In all, Mohammed said he was responsible for planning 29 individual attacks, including many that were never executed. The comments were included in a 26-page transcript released by the Pentagon, which also blacked out some of his remarks.

The Pentagon also released transcripts of the hearings of Abu Faraj al-Libi and Ramzi Binalshibh.

Binalshibh is suspected of helping Mohammed with the Sept. 11, 2001, attack plan and is also linked to a foiled plot to crash aircraft into London's Heathrow Airport. Al-Libi is a Libyan who reportedly masterminded two bombings 11 days apart in Pakistan in December 2003 that targeted President Pervez Musharraf for his support of the US-led war on terror.

The hearings, which began last Friday, are being conducted in secret by the military as it tries to determine whether 14 alleged terrorist leaders should be declared "enemy combatants" who can be held indefinitely and prosecuted by military tribunals.
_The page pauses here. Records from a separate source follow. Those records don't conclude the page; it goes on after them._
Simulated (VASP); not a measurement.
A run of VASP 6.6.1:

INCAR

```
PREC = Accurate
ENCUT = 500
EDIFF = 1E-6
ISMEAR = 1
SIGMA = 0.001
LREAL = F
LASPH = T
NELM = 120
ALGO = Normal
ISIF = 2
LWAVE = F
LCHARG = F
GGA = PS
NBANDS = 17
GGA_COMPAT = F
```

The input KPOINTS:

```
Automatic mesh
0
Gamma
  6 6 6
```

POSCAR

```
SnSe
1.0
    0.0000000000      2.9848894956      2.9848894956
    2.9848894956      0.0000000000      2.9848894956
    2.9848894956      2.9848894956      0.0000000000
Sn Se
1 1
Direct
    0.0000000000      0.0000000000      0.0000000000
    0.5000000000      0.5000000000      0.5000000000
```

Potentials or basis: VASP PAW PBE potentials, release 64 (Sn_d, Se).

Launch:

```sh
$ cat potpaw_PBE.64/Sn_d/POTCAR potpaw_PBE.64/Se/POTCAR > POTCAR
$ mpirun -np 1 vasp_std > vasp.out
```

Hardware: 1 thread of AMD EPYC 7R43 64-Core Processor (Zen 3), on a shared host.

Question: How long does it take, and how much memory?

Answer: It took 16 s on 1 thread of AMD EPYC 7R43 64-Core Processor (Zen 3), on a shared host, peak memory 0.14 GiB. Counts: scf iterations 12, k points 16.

Hearings for six of the 14 have already been held. The military is not allowing reporters to attend the sessions and is limiting the information it provides about them, arguing that it wants to prevent sensitive information from being disclosed.

The 14 were moved in September from a secret CIA prison network to the prison at the US naval base at Guantanamo Bay, where about 385 men are being held on suspicion of links to al-Qaida or the Taliban.